Indoor surveillance is becoming valuable. It can help secure vulnerable individuals, such as the growing numbers of elderly people living alone. These systems can spot when people fall or do not move at all, they can detect intruders and provide peace of mind.
But this type of surveillance does not always work and can also be intrusive. Video camera images can be hard to interpret when human bodies are partially occluded or when the light is poor. And few people want surveillance cameras in places like bathrooms and bedrooms.
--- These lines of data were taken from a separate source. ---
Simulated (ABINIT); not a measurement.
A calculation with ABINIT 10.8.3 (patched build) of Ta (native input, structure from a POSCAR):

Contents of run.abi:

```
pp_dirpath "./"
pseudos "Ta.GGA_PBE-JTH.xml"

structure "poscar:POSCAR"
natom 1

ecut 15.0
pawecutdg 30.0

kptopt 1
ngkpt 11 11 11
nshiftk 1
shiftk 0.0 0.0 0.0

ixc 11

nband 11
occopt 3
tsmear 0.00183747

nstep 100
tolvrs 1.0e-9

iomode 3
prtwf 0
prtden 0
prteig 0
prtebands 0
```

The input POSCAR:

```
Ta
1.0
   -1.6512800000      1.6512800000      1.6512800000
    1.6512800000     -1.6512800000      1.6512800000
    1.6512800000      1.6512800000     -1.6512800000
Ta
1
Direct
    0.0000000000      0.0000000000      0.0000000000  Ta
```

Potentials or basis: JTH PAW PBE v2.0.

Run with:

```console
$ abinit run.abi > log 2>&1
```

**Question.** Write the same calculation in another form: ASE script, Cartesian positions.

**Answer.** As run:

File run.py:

A better option would be a non-visual way to monitor indoor settings. But while radar and lidar systems can be effective, they tend to be too expensive for most budgets.
Non-Visual Imaging
Now a significantly cheaper option looks possible thanks to the work of Jiaqi Geng and colleagues at Carnegie Mellon University in Pittsburgh. This team has found a way to monitor human movement in indoor environments using WiFi signals. They have even trained a neural network to use these signals to recognise the specific pose of each human in a room. “This paves the way for low-cost, broadly accessible, and privacy-preserving algorithms for human sensing,” they say.
WiFi consists of low power radio signals at 2.4 GHz that encode data using various protocols. Geng and co ignore the encoded data and look simply at the ratio of the transmitted signal wave and the received wave. This depends on factors such as the distance between the transmitting and receiving antennas and on an any objects in between that might absorb, reflect or distort the signal.
A single transmitter and receiver obviously give limited information about 3D environments. So Geng and co look instead at the signals from three transmitters and three receivers, pointing out that many commercial WiFi transmitters have three antennas and so are well set up for this.
Having cleaned the signals, Geng and co combine them to produce a two-dimensional feature map that is similar to an image. But although this image captures the pose of any humans in the room, it is not one the human eye could easily make sense of.
So the researchers have trained a neural network to recognise human poses instead. This is possible because a neural network called DensePose already does this in the visual domain. Geng and co applied this training to the WiFi domain using a technique called transfer learning.
The result is a system that can detect the pose of humans in a room based solely on the WiFi signals passing through the environment. It Is not perfect, however. The team say their system performs well at estimating the poses of human torsos but struggles in detecting details like limbs.
It also needs to be entirely retrained every time the environment changes—when moved to a different room, for example. “WiFi signals in different environments exhibit significantly different propagation patterns,” say Geng and co. “Therefore, it is still a very challenging problem to deploy our model on data from an untrained layout.”
That’s interesting work showing the potential for WiFi signals to be used to monitor indoor environments, to detect falls or other potential problems.
However, it raises issues of its own. WiFi signals are detectable well beyond the confines of most homes and offices and this raises the prospect of malicious users exploiting this idea to monitor the activities of people behind closed doors. It immediately removes the privacy of walls and curtains and although the resulting images are not “photographic”, this raises important issues of both security and privacy.
WiFi Windows
A recent criminal trend has been the theft of high value vehicles by stealing radio ids from key fobs kept indoors. It turns out that for many cars, these fobs can be interrogated from a distance by anybody with the appropriate radio equipment who can then steal the vehicle.
Of course, there is a way to stop this kind theft and this has led to small Faraday cages appearing in homes. These are boxes lined with a fine wire mesh that prevent the passage of radio signals and the theft of radio ids.
If WiFi imaging becomes common, it surely won’t be long before people start to protect their homes — particularly their bedrooms and bathrooms—with similar but much larger cages.
That would be a shame, but perhaps a necessity.